General Flashcards
Based on information from http://www.zenspider.com/Languages/Ruby/QuickRef.html
What is a comment in Ruby code?
from # to end of line
A Ruby program is a sequence of…
expressions
How do you terminate an expression?
with a ; or end-of-line
Can an expression go beyond end-of-line?
Yes; if it is parsed as incomplete, parsing continues on next line
Is there a way to force an expression to run past end-of-line unconditionally?
Yes, by ending the line with a backslash \
What are the basic Ruby data types?
numbers, strings, ranges, regexes, symbols, arrays, hashes (and files?)

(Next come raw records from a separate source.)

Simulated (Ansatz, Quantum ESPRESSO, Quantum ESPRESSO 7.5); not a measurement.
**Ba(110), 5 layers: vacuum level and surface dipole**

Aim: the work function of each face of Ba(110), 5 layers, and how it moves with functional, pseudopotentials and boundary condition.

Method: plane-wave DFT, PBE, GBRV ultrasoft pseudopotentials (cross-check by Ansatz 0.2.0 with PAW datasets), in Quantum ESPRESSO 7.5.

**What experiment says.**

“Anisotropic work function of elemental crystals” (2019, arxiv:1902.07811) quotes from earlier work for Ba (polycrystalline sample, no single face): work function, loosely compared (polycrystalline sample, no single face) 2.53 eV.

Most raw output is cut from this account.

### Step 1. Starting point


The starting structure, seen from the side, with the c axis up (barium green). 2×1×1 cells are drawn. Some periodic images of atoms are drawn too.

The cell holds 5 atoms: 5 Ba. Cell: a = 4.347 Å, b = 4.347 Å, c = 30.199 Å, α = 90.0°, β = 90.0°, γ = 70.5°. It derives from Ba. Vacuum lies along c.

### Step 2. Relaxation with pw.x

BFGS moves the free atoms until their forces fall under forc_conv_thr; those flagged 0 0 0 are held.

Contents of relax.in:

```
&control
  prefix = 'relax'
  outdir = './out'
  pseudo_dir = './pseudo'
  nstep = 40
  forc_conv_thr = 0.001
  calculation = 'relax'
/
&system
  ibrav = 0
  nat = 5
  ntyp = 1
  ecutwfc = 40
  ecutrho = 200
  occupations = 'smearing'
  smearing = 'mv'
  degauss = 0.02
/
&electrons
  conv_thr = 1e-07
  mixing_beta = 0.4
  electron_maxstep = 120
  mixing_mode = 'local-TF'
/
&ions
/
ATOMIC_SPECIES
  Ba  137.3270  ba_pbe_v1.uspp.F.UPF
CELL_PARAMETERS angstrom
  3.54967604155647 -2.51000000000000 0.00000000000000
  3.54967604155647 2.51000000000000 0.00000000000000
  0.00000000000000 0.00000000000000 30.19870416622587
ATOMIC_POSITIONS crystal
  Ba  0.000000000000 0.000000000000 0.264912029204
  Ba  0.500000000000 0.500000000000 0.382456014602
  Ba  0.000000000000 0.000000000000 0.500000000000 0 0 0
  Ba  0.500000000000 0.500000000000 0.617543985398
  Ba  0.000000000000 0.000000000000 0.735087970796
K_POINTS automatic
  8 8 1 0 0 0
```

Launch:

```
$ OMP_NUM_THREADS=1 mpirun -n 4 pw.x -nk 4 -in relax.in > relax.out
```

Can a large integer be broken up for readability?
Yes, with underscores, e.g. 1_000_000
How is a literal hexadecimal value denoted?
With “0x”, C style, e.g. 0xffff
How is a floating-point value expressed
C style, e.g. 1.2e-3
How is a literal octal value expressed
With “0” prefix, C style, e.g. 0377
How is a literal binary value expressed?
With “0b”, e.g. 0b01011
How is the literal value of an ASCII character expressed?
With a “?” prefix and no quotes, e.g. ?a
How is the literal value of an ASCII control character expressed?
Prefixed with “?\C-“, e.g. ?\C-a
How is the literal value of a “meta” character expressed?
Prefixed with “?\M-“, e.g. ?\M-a
What is the simplest way to express strings (non-interpolated, no escaping)?
Single quoted, e.g. ‘string’
What is the simplest way to express an interpolated string?
Double quoted, e.g. “value of #{variable}”
Can an interpolated string use C-style backslash characters?
Yes (e.g. “\n” will be a newline)
Can a non-interpolated string use C-style backslash characters?
No (e.g. ‘\n’ will literally be backslash + n)
How else can a non-interpolated string be quoted?
%q(string)
How can an interpolated string be quoted without quote marks?
%Q(string) or %(string)
What is the simplest way to make a string a command to be executed in the shell?
Quoted with backticks, e.g. cat /etc/passwd
How else can a shell-command string be quoted
%x(echo Hello)
Can %-style strings be quoted any other way besides parentheses?